Sónar+D: Future Perspectives of Music Technology

Interdependence with Richie Hawtin: AI for humans

Holly Herndon, Matt Dryhust

Sat Sep 12, 2020, 1:00 pm - 2:05 pm
All times are given in Central European Time (CET / UTC +1).
Ars Electronica Voyages Channel
EN

In this discussion we explode the false binary of humans and machines in the music making process, explore ways that AI systems could actually help get more humans paid rather than displace them, and discuss the necessity of artists having a seat at the table in the process of AI tool development.
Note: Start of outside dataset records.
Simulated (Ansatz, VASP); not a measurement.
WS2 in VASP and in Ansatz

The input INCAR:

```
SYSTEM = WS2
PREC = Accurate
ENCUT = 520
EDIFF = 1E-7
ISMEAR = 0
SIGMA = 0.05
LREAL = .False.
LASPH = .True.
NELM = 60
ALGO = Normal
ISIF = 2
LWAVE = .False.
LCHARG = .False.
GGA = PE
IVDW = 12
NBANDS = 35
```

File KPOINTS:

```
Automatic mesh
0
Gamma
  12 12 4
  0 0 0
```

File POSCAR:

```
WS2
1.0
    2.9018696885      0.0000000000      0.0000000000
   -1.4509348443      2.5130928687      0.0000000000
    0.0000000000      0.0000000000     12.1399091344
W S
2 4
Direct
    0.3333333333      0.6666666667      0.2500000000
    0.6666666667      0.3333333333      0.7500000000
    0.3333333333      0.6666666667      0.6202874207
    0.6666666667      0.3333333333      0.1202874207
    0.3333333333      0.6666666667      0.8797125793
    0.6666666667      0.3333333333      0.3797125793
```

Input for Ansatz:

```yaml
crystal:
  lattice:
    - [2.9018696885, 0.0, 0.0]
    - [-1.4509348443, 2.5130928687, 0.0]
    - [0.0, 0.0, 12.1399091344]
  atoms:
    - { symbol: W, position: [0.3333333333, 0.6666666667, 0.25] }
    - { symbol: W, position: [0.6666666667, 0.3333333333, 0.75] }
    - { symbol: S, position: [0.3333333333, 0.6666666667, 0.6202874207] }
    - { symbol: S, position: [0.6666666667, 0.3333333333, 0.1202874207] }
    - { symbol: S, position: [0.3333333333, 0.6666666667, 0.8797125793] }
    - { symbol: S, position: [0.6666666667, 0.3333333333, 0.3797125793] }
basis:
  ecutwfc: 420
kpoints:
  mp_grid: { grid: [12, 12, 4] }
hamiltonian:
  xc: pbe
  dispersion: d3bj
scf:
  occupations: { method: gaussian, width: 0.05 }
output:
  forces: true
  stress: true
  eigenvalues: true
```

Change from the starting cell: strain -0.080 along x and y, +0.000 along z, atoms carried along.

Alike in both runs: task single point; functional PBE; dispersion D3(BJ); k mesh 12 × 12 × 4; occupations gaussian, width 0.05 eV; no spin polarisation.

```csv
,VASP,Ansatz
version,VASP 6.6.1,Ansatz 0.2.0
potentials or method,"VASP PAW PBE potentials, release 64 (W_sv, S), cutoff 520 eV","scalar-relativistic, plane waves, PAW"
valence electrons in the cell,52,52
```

Project Credits / Acknowledgements

Sónar+D comissioned this content exclusively for ARS Electronica

Biographies

Holly Herndon
Holly Herndon operates at the edges of electronic and avant-garde pop and emerges with a dynamic and disruptive canon of her own. On her most recent full-length album PROTO, Herndon fronts and conducts an electronic pop choir comprised of both human and A.I. voices over a musical palette that encompasses everything from synths to Sacred Harp stylings. CNN noted that Herndon is “shaping the future of A.I.,” and she has demonstrated this nexus of technological evolution and musical catharsis with elevated performances at The Barbican (London), Volksbühne (Berlin), Sónar (Barcelona), Unsound (Krakow), and Club 2 Club (Milan). The sounds synthesized on PROTO by Herndon, her A.I. “baby” Spawn, and the vocal ensemble combine elements from Herndon’s dynamic and idiosyncratic personal journey: the timeless folk traditions of her childhood experiences in church-going East Tennessee (particularly the prismatic layered practice of Sacred Harp singing), the avant-garde music she explored while at Mills College, and the radical club culture of Berlin, all enhanced by her recent PhD composition studies at Stanford University, researching machine learning and music.

Mathew Dryhurst
Mathew Dryhurst is an artist and researcher based in Berlin Germany. His research focuses on technical and ethical protocols. He makes music and creates art with Holly Herndon, and their albums ‘PROTO’ and ‘Platform’ (4AD) have provoked international critical acclaim. He teaches at NYU’s Clive Davis Institute of Recorded Music, Strelka Institute and European Graduate School. He previously served as Director of Programming at Gray Area in San Francisco. Most recently, Dryhurst co-founded the podcast series Interdependence alongside Holly Herndon.

Credit: Anne Harbers

Richie Hawtin
Richie Hawtin is a genuine original. His critical acclaim spans the creative realm of the fine art community to the technological vanguard. Meanwhile, as a performing artist, he is constantly pushing conceptual frontiers, moving things forward, welcoming as many as he can to ideas and experiences that would have seemed pure science fiction when he began his career. Hawtin is British-born and Canadian-raised. He is the business mind behind Plus8 and MINUS Records, nurturing a plethora of talent from Speedy J in the early 90s to Gaiser in the 2010s. And, of course, he is Plastikman, perhaps that most of all, electronic musician par excellence, maintaining an underground agenda of avant-garde electronica over six albums (and two compilations). He returned spectacularly to the live circuit in 2010 with his Plastikman 1.5 incarnation which held its own among the new EDM generation of Skrillex, Deadmau5, etc, stars to whom Hawtin is both old guard ambassador and hero.